Please see attached a PDF file (Intput.pdf) which is simply opened as a Document object and saved again as a PDF using the latest version of Aspose.Words 22.4.0
var doc = new Document("Input.pdf");
doc.Save("Output.pdf");
Doing so causes various indents and spacing issues in centered text and in list items, which can be seen when comparing the two documents side by side. Some examples are attached in pictures.
Input.pdf (126.7 KB)
Output.pdf (105.2 KB)
image.png (10.2 KB)
image.png (28.4 KB)
@ssmolkin1 Thank you for reporting this problem to us. It has been logged as WORDSNET-23708. We will keep you informed and let you know once it is resolved.
You should also node that upon importing PDF document, Aspose.Words converts Fixed Page representation of PDF document to Flow representation, which is natural for MS Word document.

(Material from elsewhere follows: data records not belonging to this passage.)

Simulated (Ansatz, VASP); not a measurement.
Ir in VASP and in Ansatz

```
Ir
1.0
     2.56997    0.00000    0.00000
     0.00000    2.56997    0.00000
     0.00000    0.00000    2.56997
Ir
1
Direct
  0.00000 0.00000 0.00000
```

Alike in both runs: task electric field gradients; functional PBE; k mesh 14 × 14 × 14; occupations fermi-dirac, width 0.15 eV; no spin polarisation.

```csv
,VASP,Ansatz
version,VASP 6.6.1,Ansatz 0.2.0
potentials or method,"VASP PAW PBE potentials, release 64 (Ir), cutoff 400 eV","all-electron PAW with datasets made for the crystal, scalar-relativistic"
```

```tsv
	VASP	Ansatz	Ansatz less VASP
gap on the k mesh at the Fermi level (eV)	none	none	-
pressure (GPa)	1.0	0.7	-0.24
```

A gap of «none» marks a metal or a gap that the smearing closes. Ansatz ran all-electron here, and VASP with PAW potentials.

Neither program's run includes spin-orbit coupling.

Thanks, Alexey. I think the issues have to do with some gaps in the conversion to flow format. Attached is the Input.pdf file converted to DOCX format with Aspose and with MS Word. The version converted with Word doesn’t have the formatting issues that the Aspose conversion does. A couple things I notice with the Aspose conversion:
- Text that is centered is not converted to centered format, instead it is converted to left-aligned text with custom indentation on each line
- List items are not actually converted to list items, instead the list numbers are written with plaintext and there is custom indentation applied per line.
MS Word conversion is better, in that the centered text in the PDF is formatted as centered in the converted file, rather than intended, and the list items are converted to an actual list in Word.
Input.pdf (126.7 KB)
PdfToDocxWithAspose.docx (21.1 KB)
PdfToDocxWithWord.docx (25.0 KB)
@ssmolkin1 Thank you for additional information. I have added this information to the defect. We will keep you informed and let you know once it is resolved or we have information for you.